Schools are being expected to pick up the pieces as society turns its back on the traditional family, says the head of teachers’ union, Voice.
For some children, school provides the “only certainty and stability in their lives,” said General Secretary Philip Parkin at the union’s 2008 conference.
At the worst end of the spectrum, children without a functioning parent figure are suffering from “emotional deprivation” and living in “chaos”, he said.
The “character of childhood” has been significantly affected by the disruption of family structures, the creation of many more step families and the shortening length of many relationships, he said.
There is now more focus on “the primacy of the individual, rather than community” and more emphasis on parents working, so that less value is placed on the role of the full-time parent.
Meanwhile, Mr Parkin argued, the Department for Children, Schools and Families (DCSF) has placed too many new requirements on teachers.
He said: “The government is only too willing to place duties upon schools in respect of child well-being – and I refer you back to the founding principles of this union and its commitment to the well-being of pupils – but has it gone too far in this respect?
“My impression is that recent DCSF work on the parent agenda has concentrated more on the rights of parents than their responsibilities.”

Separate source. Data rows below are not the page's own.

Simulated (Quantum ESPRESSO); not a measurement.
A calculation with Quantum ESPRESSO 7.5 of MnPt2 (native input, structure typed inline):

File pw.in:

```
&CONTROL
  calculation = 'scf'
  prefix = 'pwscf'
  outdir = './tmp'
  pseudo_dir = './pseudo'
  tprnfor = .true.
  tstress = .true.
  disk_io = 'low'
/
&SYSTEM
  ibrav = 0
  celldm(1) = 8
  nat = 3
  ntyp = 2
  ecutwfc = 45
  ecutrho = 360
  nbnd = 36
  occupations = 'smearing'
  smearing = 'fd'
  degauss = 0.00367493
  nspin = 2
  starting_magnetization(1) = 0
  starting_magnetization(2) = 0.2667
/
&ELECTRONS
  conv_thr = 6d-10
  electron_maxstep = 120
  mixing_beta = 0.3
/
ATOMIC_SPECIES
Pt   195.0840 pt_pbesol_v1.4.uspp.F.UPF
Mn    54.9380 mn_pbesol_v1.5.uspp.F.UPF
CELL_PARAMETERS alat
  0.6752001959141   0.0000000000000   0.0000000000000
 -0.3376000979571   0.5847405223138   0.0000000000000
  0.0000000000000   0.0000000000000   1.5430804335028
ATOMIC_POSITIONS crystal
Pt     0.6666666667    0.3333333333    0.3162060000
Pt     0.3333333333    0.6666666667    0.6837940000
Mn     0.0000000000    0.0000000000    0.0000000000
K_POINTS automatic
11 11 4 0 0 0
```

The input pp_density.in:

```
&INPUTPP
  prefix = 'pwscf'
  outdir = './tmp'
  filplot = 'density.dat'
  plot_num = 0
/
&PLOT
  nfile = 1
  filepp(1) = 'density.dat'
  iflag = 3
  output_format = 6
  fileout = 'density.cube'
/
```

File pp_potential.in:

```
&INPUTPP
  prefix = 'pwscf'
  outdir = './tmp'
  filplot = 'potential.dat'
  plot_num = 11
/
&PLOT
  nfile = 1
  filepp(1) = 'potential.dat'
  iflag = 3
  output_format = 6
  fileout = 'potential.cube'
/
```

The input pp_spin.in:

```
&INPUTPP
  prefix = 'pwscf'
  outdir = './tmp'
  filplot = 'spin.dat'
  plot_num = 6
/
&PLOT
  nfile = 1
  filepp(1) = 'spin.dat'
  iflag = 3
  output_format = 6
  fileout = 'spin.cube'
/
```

He said that teachers are being asked to deal with a growing list of problems outside education, such as obesity, gang membership, underage drinking and drug use, which parents are failing to address.
“I feel very uncomfortable about the direction in which our society is going,” he added.
Mr Parkin is the latest public figure to speak out on the way family breakdown is damaging children. Earlier this month, comments from Barbara Wilding, the Chief Constable of South Wales Police, were published, in which she described an “angry” generation of young people seeking to replace their broken family ties with the tribal loyalty of gangs.